The dialer and the phonebook share a single app, but two shortcuts bring you straight to the tab you need. The flat UI fits in well with the rest of the MIUI styling. It uses a tabbed interface - recents and dialer on the first and the contact list on the second.
Call recording is available - the files can be saved either on your device or on your MiCloud.
The dialer looks a little dull on the surface, but is actually packing quite a bit of advanced functionality. It can automatically recognize business numbers, as well as scan contacts thanks to the Xiaomi's Caller ID database. Sadly, the bulk of these features are useful only on the Chinese market.
Not only did Xiaomi include a more conventional earpiece in the Mix 2, but decided to leverage it for multimedia purposes as well. Yes, the Mi Mix 2 actually has a hybrid stereo speaker setup, of sorts. The earpiece does try its best to reproduce a left or right channel, depending on which way you hold the phone, but it is a lot weaker than the main bottom-mounted speaker.
Still, it definitely adds to the media consumption experience, since it directs some of the sound straight your way.
|Speakerphone test||Voice, dB||Ringing ||Overall score|
As for the primary speaker, it can get pretty loud and managed to get a Very Good score in our tests. In fact, only a few points separate it from the Excellent mark. The sound it produces is also pretty clear. Highs tend to get distorted a bit, with some particular pitches coming out on the unpleasant side. Still, overall, its a well-rounded setup.
The Mi Mix 2 offers an excellent file managing app called Explorer, which lets you browse the files in its internal storage and group them by type.
MIUI also offers a Security app. It can scan your phone for malware, manage your blacklist, manage or restrict your data usage, configure battery behavior, and free up some RAM. It can also manage the permissions of your installed apps.
The Security app also allows you to define the battery behavior of selected apps and applies restrictions only to the apps you choose.
Despite some bold claims in the MIUI forum, the Mi Mix 2 does not have an IR blaster. This can be confirmed by opening Xiaomi's MiRemote app. Oddly enough, the software on our review unit got the Chinese version of the app, despite the fact that we have seen an English one on previous devices. It can still be useful, if you have equipment, like Xiaomi Android boxes, which the app recognizes and is more than happy to take control of with no authentication required (though that's just a bit worrying).
While on the topic of non-regionalized apps that somehow made it into our Global ROM, there are quite a few. Our Chinese is not that good, so we only have impressions to go by. One app only has the Xiaomi logo and looks like a hub of sorts. There is also a News feed with various sources. The Reader app might have an English title, but its contents are also not translated.

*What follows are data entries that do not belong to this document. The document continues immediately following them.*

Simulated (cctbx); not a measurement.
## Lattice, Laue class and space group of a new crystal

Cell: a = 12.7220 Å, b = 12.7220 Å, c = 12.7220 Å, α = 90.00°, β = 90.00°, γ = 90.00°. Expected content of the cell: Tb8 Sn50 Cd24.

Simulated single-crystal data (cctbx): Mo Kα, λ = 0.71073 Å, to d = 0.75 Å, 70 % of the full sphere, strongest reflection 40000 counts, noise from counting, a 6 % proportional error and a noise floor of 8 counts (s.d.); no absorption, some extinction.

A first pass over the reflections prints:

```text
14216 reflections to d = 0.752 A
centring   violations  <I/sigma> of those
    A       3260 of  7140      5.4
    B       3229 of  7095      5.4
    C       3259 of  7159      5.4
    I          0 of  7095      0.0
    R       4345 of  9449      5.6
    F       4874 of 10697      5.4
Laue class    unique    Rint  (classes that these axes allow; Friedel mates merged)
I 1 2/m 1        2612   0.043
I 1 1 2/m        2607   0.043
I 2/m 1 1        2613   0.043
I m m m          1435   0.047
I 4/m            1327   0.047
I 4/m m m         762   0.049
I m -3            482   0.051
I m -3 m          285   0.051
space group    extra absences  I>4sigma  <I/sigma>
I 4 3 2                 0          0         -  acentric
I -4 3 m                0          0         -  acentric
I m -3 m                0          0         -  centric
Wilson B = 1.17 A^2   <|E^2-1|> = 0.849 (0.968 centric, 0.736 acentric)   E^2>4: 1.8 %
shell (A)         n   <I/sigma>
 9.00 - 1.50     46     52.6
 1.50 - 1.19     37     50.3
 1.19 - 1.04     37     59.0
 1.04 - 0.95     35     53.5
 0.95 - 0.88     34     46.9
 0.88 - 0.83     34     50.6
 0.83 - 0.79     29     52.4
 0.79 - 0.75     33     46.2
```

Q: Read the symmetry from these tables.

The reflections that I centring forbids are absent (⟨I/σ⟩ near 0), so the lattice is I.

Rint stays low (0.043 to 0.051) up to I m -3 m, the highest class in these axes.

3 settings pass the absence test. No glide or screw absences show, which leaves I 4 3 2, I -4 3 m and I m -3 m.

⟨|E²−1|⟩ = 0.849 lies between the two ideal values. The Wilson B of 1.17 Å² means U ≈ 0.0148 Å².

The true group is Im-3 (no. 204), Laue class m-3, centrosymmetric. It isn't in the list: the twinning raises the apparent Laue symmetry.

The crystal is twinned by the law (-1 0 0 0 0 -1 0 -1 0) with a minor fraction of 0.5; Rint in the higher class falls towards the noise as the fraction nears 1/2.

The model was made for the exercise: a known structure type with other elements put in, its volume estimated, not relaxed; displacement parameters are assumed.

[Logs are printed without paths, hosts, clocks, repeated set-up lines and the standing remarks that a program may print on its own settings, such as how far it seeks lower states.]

There are a few other Chinese apps scattered around the interface. Luckily enough, you can simply uninstall them.
One app you might actually consider leaving is Mi Home. In case you own some other Xiaomi devices, that is. It is a really convenient way to manage them, since it operates on a plug-in scheme, simply pulling in any components it needs to manage your hardware. Here you can see it handling a Mi router and a Miija m365 electric scooter.
We like the Compass app. It has a clean interface, shows the magnetic directions, and doubles as a level meter. If you lift the phone up, then you'll get a nice augmented reality view with a real-time overlay of East/West/North/South.
The Calculator app supports advanced calculations and conversions, including web-sourced currency rates. And finally, the Notes app offers templates and checklists support.
Last, but not least, the Mix 2 has a dedicated Recorder app, with quite a few options, and there's a barcode scanner app - it seems kind of redundant, since the main camera can already be configured to handle that as well.